A new lawsuit accuses the Securities and Exchange Commission (SEC) of unlawfully gathering data on every citizen who invests in the stock market. The lawsuit, spearheaded by the National Center for Public Policy Research, alleges the SEC is overstepping its authority through its Consolidated Audit Trail (CAT) program.
The program, according to the lawsuit, mandates brokers, exchanges, clearing agencies, and alternative trading systems to collect and transmit extensive personal data from every investor’s trades in US markets to a centralized database. It describes CAT as a “shocking arrogation of power to impose dystopian surveillance, suspicionless seizures, and real or potential searches on millions of American investors.”
The NCLA claims that the SEC is collecting this data without congressional authorization and in violation of the Fourth Amendment, which protects against unreasonable government searches and seizures of private information.

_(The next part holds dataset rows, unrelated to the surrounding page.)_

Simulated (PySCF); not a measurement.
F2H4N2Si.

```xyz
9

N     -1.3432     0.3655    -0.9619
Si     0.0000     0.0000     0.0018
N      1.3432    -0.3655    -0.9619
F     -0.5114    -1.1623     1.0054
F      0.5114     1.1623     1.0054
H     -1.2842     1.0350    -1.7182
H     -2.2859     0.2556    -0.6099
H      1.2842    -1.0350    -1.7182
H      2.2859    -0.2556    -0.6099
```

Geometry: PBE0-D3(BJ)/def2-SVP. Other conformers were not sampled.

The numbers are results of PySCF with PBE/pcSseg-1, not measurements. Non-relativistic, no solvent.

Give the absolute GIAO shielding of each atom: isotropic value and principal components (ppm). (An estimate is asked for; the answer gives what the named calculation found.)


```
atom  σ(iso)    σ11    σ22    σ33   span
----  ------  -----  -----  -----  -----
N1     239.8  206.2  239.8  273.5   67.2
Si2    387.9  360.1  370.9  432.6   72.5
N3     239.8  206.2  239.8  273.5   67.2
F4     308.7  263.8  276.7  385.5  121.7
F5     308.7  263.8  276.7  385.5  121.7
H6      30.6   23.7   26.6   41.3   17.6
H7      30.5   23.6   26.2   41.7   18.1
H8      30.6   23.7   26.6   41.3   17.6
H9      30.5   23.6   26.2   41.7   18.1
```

“Historically, a government that wished to track its citizens had to devote large resources to having them followed. That is no longer the case: modern surveillance tools enable mass tracking of individuals’ every movement, every transaction, every purchase, sale, or transfer of securities at low cost while powerful computer algorithms can process that information to reveal personal and private details of each person’s financial life or investment strategy,” the lawsuit reads.
The lawsuit further argues that the CAT program’s financing operation is without proper legal authorization as well. NCLA explains in the suit that the multibillion-dollar initiative is funded by fees the SEC collects from transactions made in the investment markets. The group says this self-funded approach is not only unlawful but it also places Americans’ financial data at “grave risk.”
“By seizing all financial data from all Americans who trade in the American exchanges, SEC arrogates surveillance powers and appropriates billions of dollars without a shred of Congressional authority — all while putting Americans’ savings and investments at grave and perpetual risk,” said NCLA senior litigation counsel Peggy Little.
“The Founders provided rock-solid protections in our Constitution to prevent just these autocratic and dangerous actions. This CAT must be ripped out, root and branch,” she added.